ADVANCED STUDIES IN CHRISTIAN WORLD VIEWS[1]

Briercrest College

IDST 400

 

Joel L. From, PhD                                                                                               Office: Room # 132

January 4-8, 2011                                                                                              Office Hours: By Appointment

3 Credit Hours                                                                                                    Office: 756-3203

jfrom@briercrest.ca                                                                                           Home: 756-2847

Web-page: www.joelfrom.com

 

 

COURSE DESCRIPTION:

 

This course integrates biblical and general studies, examines the philosophical and historical bases for various world views, and assists each student in developing and articulating a comprehensive world view.

 

Prerequisite: Completion of a minimum of 75 credit hours

 

 

COURSE TEXTBOOKS:

 

Bellah, Robert, et al. Habits of the Heart: Individualism and Commitment in American Life. Berkeley, CA: University of California Press, 1996.  ISBN: 978-0-520-35419-0

 

Course Package: Each student is required to purchase the Advanced Studies course package from the bookstore. The bookstore will send your instructor a notice to confirm your purchase.

 

Class Notes: Each student is required to purchase a voucher for the Advanced Studies in-class notes at the bookstore. These notes will be distributed throughout the week. The bookstore will send your instructor a notice to confirm your purchase.

 

Quick Reference Format Guide 2010-11: Each student is required to have access to the current Briercrest College Format Guide. If you do not possess one, purchase one from the bookstore.

 

 

COURSE OBJECTIVES:

 

A.         Cognitive Objectives

 

             1.         To enable the student to comprehend several implications of the Christian worldview

             2.         To develop breadth and depth of perspective on selected issues

             3.         To re-evaluate several major assumptions within evangelicalism

 

B.         Affective Objectives

 

             1.         To cause the student to feel the force of well-crafted arguments, especially when their conclusions differ from his or her own view

             2.         To help the student appreciate the beauty of new and penetrating insights

             3.         To assist the student in appreciating the importance of tracing the origins of ideas

 

C.         Skill Development Objectives

 

             1.         To assist the student in detecting and appreciating sound arguments

             2.         To assist the student in reading with "critical humility"

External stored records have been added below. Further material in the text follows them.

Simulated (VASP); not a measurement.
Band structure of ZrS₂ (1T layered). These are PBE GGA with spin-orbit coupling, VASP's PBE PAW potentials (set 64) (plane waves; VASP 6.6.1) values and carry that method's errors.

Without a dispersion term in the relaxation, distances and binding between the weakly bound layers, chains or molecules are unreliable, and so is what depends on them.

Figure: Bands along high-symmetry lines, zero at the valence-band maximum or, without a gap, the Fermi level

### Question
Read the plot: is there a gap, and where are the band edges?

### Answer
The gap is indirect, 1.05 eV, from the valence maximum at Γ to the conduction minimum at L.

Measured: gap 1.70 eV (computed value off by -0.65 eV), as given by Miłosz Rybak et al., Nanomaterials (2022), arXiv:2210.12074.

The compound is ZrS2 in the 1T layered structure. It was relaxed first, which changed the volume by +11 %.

             3.         To encourage the student in a lifelong investigation of the ideas which inform her worldview

 

 

COURSE REQUIREMENTS:

 

A.         Periodic, unannounced quizzes will be given on the Required Readings due on a given class day.

             Value: 15%

 

B.         Each student will write a thesis defense paper which provides a world view analysis of an evangelical ministry practice. Your thesis should reflect the nature of this course, that is, it should probe beneath the surface of these ministry practices to their underlying conceptual models or world views. Be careful to clearly define what a world view is and show that one or more are influencing the ministry practices you have chosen to analyze. Please do not offer a critique or evaluation of these practices. Your instructor is looking for world view analysis, not whether or not these practices, or their underlying world views, are justified. Please append a photocopy of the first page of each reference used. Papers must be submitted in hardcopy. Do not rely too heavily on internet sources; it would be best to have less than 50% of your sources come from that source.

Value: 30%                             Due:    January 28, 2011 at 5:00 p.m.

 

C.         Each student will write a Midterm Exam on January 7, 2011. All students will write a Final Exam (as scheduled at the conclusion of the course). The Midterm is worth 25% and the Final, 30% of the course grade.

 

 

COURSE POLICIES:

 

Students are expected to be aware of the policies that govern all course work at Briercrest College. Please refer to Academic Handbook - http://www.briercrest.ca/documents/college/college-academic-handbook.pdf. In particular, please note the following policies (some of which are modified to fit a modular course):

 

Attendance: For this modular course, students missing more than 6 hours (one day) of class will receive an automatic zero in the course.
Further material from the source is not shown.